The Boston Bruins begin their quest for a second straight Stanley Cup as the #2 seed in the East and champs of the Northeast Division. The Washington Capitals have a recent history of playoff disappointment as a favorite, but after a tough season now get to play the underdog role from the 7-slot. TheSportsNotebook previews this great battle of the East Coast…
Boston is a well-balanced team that has no real weaknesses. Even though they lost their top scorer, Nathan Horton, to a concussion that will leave him out of the playoffs, the Bruins still finished third in the league in scoring. They did so, because Horton was only nominally the top offensive player. In reality this is a team that gets contributions everywhere on the ice, with the passing of defenseman Zdeno Chara, and contributions up front from Milan Lucic, David Krejici and Patrice Bergeron. The Bruins succeed offensively by sustained assault, as they also rank third in shots on goal.
The Washington team that Boston will attack has serious problems in goal right now. Tomas Vokoun was inconsistent to begin with and now a groin injury has his status uncertain. Michael Neuvirth is tentatively expected to start Thursday’s opener, but he’s got a knee problem. Given that neither one has played well, would the Caps be better off just blowing the whole thing up, going for the romantic storyline and giving untested 22-year-old Braden Holby a shot? I can tell you as a Boston fan that it’s the scenario I fear the most. The Bruins can handle Washington’s regular goalies. They might blow Holby out of the arena. But unfamiliarity is never a positive development for the favorite.

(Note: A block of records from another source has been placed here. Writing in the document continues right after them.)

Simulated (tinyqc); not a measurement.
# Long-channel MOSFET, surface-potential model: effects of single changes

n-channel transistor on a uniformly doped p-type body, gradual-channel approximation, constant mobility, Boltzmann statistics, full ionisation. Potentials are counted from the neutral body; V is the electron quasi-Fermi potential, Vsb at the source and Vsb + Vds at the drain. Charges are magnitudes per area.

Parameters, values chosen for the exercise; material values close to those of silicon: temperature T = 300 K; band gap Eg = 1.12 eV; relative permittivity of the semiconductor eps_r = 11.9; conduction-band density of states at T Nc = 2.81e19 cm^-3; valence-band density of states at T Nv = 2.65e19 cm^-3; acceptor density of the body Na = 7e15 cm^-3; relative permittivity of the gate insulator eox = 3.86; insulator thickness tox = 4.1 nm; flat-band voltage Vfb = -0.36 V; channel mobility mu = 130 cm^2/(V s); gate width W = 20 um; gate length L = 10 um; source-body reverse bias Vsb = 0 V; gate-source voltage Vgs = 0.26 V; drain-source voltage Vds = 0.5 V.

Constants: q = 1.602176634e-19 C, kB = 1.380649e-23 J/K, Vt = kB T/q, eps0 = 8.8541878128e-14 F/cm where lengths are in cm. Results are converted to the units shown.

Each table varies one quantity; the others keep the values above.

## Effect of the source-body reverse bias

One player who will be eminently familiar to everyone is Washington forward Alex Ovechkin. His final numbers weren’t superstar-level due to a slow start, but he still scored 38 goals and he’s the reason why a team that only ranks 23rd in getting shots is able to translate that into being 14th in scoring goals. But Boston can answer Ovechkin with an above-average team defense and a goalie in Tim Thomas, who had some tough stretches this year and he’s getting up there in age, but still played well and has that warrior mentality you want in the playoffs.
The special teams are not a strength for either team, with both ranking considerably higher in 5-on-5 play. This is something that speaks of well of the winner’s ability to advance, since you don’t want to dependent on officiating at this time of year.
I know it must come off that I think Boston is a heavy favorite, but I don’t see it that way. Maybe it’s the fan in me overriding the analyst, because based on the numbers—including recent form, where each team won 11 of 20 to end the season—there’s just no reason to think Washington should win. Even allowing for the considerable talent of Ovechkin, the looser officiating in the playoffs make it harder for a forward to step up and dominate. But on the flip side, after so many years of favorite flameouts, it would be in keeping with the NHL playoffs for the Caps to suddenly turn into the feisty dog. But in the end, I’ll take the Bruins’ team offense to trump Washington’s goaltending issues in a hotly contested series.